Careful advance briefing and careful gathering of long-circulated ideas secured a smooth passage for Sir Ron Dearing's report on 16-19 qualifications published this week. It contains few surprises; indeed, no surprises is Sir Ron's stock in trade.
The immediate acceptance of his report by Gillian Shephard, secretary of state for education and employment, is unsurprising. Some of his ideas will be implemented at once, while others will be acted on by September 1997. But their lack of radicalism is still disappointing for those who had hoped for something more adventurous. It will further entrench separate pathways after 16, even if some bridges have been thrown across the gap in the form of certification for mixed bundles of applied and academic study.
The hope of radical change was slim given Sir Ron's terms of reference requiring that he protect the rigour of A levels, and made slimmer by the right's determination to ensure no slippage on this point and an apparent lack of enthusiasm for a new baccalaureat among the more privileged schools. If his proposals are accepted it will be left to the students, using their own choices, to build those bridges into something solid and meaningful.
The rightwing hawks may even now not be satisfied. Sir Ron's great goal of raising the status of vocational qualifications, which largely depends on ensuring that they do genuinely open the path to higher education, is anathema to the right. But there will be objections from the right and beyond to one of the few surprises the report does contain: the idea of two-year degrees following first-year degree work undertaken in sixth form or further education college.

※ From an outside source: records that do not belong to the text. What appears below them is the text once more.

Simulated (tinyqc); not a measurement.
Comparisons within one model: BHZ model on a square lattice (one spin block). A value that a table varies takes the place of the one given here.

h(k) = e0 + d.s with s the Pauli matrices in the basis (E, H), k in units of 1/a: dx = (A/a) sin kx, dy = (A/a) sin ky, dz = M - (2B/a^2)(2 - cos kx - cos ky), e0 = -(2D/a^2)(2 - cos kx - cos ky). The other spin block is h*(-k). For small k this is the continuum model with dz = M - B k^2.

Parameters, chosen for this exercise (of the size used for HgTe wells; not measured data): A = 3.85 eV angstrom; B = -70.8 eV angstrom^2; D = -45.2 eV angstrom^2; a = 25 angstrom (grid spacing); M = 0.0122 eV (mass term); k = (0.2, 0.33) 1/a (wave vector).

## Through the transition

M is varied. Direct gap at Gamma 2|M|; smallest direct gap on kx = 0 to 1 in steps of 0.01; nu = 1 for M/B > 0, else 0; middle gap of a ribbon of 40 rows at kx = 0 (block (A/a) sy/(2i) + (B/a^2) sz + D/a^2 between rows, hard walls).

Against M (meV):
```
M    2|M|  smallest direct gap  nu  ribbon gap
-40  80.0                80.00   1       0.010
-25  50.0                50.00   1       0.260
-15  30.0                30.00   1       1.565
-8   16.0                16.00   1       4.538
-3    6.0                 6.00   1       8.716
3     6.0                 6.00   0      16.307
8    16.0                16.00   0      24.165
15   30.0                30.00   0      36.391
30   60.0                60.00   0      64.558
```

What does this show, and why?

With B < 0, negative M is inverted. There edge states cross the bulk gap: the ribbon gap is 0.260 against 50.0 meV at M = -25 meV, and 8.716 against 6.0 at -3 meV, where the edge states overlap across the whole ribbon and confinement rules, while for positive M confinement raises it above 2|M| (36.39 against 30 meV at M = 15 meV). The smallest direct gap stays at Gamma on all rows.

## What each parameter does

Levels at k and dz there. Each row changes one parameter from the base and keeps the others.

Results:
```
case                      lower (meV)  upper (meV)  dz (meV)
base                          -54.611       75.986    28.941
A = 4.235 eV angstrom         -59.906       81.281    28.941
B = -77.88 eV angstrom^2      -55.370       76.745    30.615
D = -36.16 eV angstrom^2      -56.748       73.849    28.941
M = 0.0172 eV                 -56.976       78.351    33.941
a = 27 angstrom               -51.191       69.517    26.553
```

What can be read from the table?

This proposal has particular resonance in view of Sir Ron's impending review of higher education. If such a proposal becomes linked to changes in funding recommended in the higher education review, the whole pattern of first degree education could be changed. There will be many who would want to wait for the higher education review before deciding to take that road.
Besides this there is little in Sir Ron's report against which anyone will be able to drum up strident opposition. The evolutionary changes proposed have a good chance of acceptance, particularly at the lower qualification levels. Legislation is required only for the proposed merger of the Secondary Curriculum and Assessment Agency and the National Council for Vocational Qualifications. Beyond that, implementation mainly involves printing a stockpile of certificates for those who muster the required points on the recalibrated modular tariffs for each of Sir Ron's four levels - and much detailed work to slot some 16,000-20,000 existing qualifications into that system.
Much of this work has been done and most of the bridging pieces required to hold together the four-tier framework - like the proposed AS level in literacy, numeracy and information technology - make use of existing bits of kit which are lying around underused.
Sir Ron's proposals for sharpening GNVQ and NVQ qualifications will find wide acceptance. They need to be acted upon with energy so that these already popular but not entirely confidence inspiring qualifications gain more credibility. The Labour party's policy document published last week suggests that it will have little to object to in this. Indeed if Sir Ron were not so assiduous a seeker of consensus he might resent the readiness with which politicians pinch his ideas. But that is the penalty of pursuing the art of the possible.